Google Talks Back on Book Search Settlement

Google is attempting to explain why its settlement with the Authors Guild and the Association of American Publishers, currently under investigation by the Justice Department, does not represent an antitrust violation. Critics have argued that the terms of the settlement prevent potential rivals such as Yahoo and Microsoft from competing fairly in the space.

Google has reacted to reports that it was in talks with the Department of Justice about possible antitrust action stemming from its settlement with the Authors Guild and the Association of American Publishers over Google's growing digital library.

In an April 29 posting on the Google Public Policy Blog, the search engine giant cast the settlement as one that gives users more choice.

"The settlement won't just expand access to out-of-print books," wrote Adam Smith, director of product management for Google Book Search. "Because authors and publishers will have the ability to let users preview and purchase their in-print books through Google Book Search, readers will have even more options for accessing in-print books than they have today."

Smith claimed that the settlement, under which Google can scan copyrighted books for online use and potential sale, will expand the general availability of books in foreign languages, and allow users to access a wider variety of books via public libraries or an institutional subscription. Users who want an electronic copy of a particular volume for themselves can pay for it, or, if the book is in the public domain, download it for free.

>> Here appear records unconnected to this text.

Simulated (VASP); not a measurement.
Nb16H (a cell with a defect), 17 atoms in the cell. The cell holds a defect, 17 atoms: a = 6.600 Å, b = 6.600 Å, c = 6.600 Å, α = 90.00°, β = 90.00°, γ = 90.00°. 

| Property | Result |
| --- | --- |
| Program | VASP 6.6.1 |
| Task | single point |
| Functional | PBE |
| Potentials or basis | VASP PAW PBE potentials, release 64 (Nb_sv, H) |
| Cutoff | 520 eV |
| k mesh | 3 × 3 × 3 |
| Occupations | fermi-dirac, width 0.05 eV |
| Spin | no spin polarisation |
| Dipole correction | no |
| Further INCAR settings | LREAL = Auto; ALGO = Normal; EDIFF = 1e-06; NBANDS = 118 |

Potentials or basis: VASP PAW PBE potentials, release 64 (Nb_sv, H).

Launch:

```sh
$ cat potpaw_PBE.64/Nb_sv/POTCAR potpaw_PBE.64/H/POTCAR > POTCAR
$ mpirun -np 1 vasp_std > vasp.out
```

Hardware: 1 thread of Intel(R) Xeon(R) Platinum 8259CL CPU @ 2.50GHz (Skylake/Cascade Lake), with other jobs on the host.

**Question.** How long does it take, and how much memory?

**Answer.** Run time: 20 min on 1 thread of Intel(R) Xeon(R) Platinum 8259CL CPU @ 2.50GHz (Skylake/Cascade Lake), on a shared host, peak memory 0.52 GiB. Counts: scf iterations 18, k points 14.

"It's important to understand what readers stand to gain," Smith added in the blog.

However, recent questioning by the Justice Department of the parties involved in the settlement has led to speculation that the whole agreement could be in jeopardy.

According to the New York Times, attorneys for the Justice Department have been chatting for a few weeks with Google, the Authors Guild and the Association of American Publishers. The Justice Department has made no announcements and the talks do not necessarily indicate that any antitrust action is forthcoming.

Under the terms of the original settlement, Google can be offered the same negotiating terms as any future competitor for digital texts, a clause that some critics feel gives the company an unfair advantage over potential rivals in the space such as Microsoft and Yahoo.

The nonprofit group Consumer Watchdog publicly called on the Attorney General in early April 2009 to examine both the settlement and Google's plan to scan "orphan books," which are out-of-print volumes and remain under copyright but whose rights holders cannot be found.

Google recently made its public-domain offerings, typically downloadable in PDF format, available in ePub format for the Sony Reader, increasing Sony's eLibrary to some 600,000 digital volumes, versus's 245,000-book Kindle library.

Google already holds a fairly substantial advantage when it comes to online digital libraries. Its closest rival in the space, Microsoft, shut down its Live Search Books and Live Search Academic projects in May 2008 due to costs.